Butterfly photo experiment

The other day I went for a short walk behind our chalet, taking my my wife’s SLR camera, complete with telephoto lens. I wondered whether it might give better results than my point and shoot and the results can be seen below.

Note that with the SLR telephoto lens I couldn’t get it to autofocus from within 1 metre / 3 feet, so all the pictures had to be taken from afar. This was a great advantage as I didn’t disturb the butterflies as much and I managed to capture maybe 80% of the ones which landed nearby. With my point and shoot, it’s a case of stalking the butterfly, taking photos as I get closer and closer, until it either flies away or I get to within 5 to 8 cm or 2 to 3 inches. With this method I maybe capture 30 to 40%. However, if I do manage to get that close, then the images from the point and shoot, as you might expect, are much better. Though that could be down to my handling of the SLR of course.

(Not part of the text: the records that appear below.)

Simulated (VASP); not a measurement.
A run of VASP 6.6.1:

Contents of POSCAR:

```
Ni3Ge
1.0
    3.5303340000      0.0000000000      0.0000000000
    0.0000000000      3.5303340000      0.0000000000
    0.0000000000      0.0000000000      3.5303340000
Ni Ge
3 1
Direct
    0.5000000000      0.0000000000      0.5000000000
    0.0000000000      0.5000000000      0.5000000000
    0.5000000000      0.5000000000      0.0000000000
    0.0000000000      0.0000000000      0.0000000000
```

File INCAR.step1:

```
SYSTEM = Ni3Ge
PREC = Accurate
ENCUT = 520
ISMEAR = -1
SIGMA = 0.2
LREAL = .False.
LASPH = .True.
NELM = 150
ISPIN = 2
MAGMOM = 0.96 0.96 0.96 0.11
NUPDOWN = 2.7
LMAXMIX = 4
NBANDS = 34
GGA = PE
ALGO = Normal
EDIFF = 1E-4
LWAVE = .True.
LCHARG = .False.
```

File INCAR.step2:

So, is it better to capture more butterflies with ‘OK’ results or are we seeking to achieve that ‘perfect’ shot? If you have any views, I’d be pleased to receive your comments.

Most of the butterflies in this gallery you will have seen before but, given the cloudy weather conditions that we’d had during the day, I was amazed to photograph 12 different sorts in the hour or so that I was out. (One photo of a female ‘blue’, which I couldn’t identify anyway, was too blurred to include).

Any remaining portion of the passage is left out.